NAC team flying to China to buy aircraft

Kathmandu, December 15

Nepal Airlines Corporation is all set to expedite its process to purchase four more Chinese aircraft by sending a high-level delegation to China. The move comes at a time when both China granted aircraft Modern Ark 60 and Y12E have proved to be white elephant for the national flag carrier.

According to a source at NAC, a four-member team comprising Acting Secretary at Ministry of Culture, Tourism and Civil Aviation Suresh Acharya, Airworthiness Engineer at Civil Aviation Authority of Nepal Bidhan Shrestha and two NAC engineers Poshak Gyawali and LB Shrestha - is all set to leave for China on Thursday on a ten-day visit to resume the acquisition process.

“The team will inspect technical specifications of MA 60 in Xi’an Aircraft Industrial Corporation and Y12E in Harbin Aircraft Industry Group and it will further recommend NAC’s board for acceptance of new aircraft,” it added.

A source at Tribhuvan International Airport told this daily that a 17-seater Y12E was grounded for over a month due to lack of instructor pilot, while expensive insurance premium, as well as extensive cost of its spare parts, was bleeding the NAC’s finances since its arrival at TIA in April 2014.
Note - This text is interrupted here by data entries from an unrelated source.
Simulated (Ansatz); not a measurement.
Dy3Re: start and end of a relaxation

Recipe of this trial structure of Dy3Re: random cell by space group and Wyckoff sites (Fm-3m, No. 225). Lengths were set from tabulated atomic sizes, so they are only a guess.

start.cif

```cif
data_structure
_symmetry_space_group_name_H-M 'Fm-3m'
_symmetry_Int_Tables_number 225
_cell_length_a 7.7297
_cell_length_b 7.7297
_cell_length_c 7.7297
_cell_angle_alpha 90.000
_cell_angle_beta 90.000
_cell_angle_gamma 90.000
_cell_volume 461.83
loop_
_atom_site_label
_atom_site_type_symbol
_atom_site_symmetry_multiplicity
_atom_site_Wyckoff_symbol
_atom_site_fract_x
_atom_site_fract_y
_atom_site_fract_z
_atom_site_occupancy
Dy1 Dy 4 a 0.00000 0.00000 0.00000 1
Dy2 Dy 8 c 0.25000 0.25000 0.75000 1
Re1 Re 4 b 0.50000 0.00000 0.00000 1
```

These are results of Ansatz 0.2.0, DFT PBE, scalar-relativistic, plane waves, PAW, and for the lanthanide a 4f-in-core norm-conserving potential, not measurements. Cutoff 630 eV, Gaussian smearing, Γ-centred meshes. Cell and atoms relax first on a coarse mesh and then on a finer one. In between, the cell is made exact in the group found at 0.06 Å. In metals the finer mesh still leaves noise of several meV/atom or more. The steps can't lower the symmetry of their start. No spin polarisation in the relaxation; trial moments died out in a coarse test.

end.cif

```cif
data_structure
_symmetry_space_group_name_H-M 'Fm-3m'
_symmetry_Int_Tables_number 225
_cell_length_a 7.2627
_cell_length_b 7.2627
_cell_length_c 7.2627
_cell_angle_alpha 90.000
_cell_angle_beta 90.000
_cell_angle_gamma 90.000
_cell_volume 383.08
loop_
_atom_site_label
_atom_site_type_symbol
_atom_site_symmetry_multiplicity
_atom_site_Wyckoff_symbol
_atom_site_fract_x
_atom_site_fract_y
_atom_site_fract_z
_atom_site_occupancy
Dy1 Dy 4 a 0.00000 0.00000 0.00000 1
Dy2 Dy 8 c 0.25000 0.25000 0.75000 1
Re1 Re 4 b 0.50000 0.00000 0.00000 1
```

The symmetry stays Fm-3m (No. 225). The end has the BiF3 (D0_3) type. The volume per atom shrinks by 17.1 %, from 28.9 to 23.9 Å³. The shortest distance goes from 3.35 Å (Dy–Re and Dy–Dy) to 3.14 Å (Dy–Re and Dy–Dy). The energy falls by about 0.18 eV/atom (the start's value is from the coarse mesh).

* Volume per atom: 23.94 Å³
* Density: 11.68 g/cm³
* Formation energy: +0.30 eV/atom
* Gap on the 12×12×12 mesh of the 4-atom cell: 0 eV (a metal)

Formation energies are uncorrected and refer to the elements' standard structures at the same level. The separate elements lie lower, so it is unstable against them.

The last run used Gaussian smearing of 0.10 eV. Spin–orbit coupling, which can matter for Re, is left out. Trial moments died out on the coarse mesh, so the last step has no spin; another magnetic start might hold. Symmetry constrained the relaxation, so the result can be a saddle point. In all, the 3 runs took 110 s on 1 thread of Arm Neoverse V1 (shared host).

The 58-seater plane hardly made flights for a week in a month while NAC has to deposit Rs 2.46 lakh a day for insurance premium.

According to NAC officials, the management has been compelled to proceed with the past agreement following an immense pressure from the Chinese authority despite its anticipated inability to handle the Chinese aircraft in the coming days.

The government had also formed a high-level committee in June to recommend whether or not to take the delivery of four more aircraft as per the loan and grant agreement worth Rs 6.67 billion signed with the Chinese government.

“The panel has not completed its task yet due to lack of reviewed performance chart of these aircraft,” Acting Secretary Acharya, who is also the co-ordinator of the six-member panel, said.

Though the purchase of civil aircraft by an operator is normally treated as routine business affair, it is an acquisition by the state enterprise under the government to government agreement, of aircraft (both MA 60 and Y12E) with an unenviable record for safety as well as commercial failure that was unsettling, a senior NAC engineer told THT.

“The existing problem with the Chinese aircraft is directly related to the wrongdoings committed on different occasions that range from signing the agreement on airworthiness to issuance of type certificate,” he added.

NAC now operates two Airbus jets, two Boeings, two Twin Otters and Chinese MA 60 and Y12E aircraft.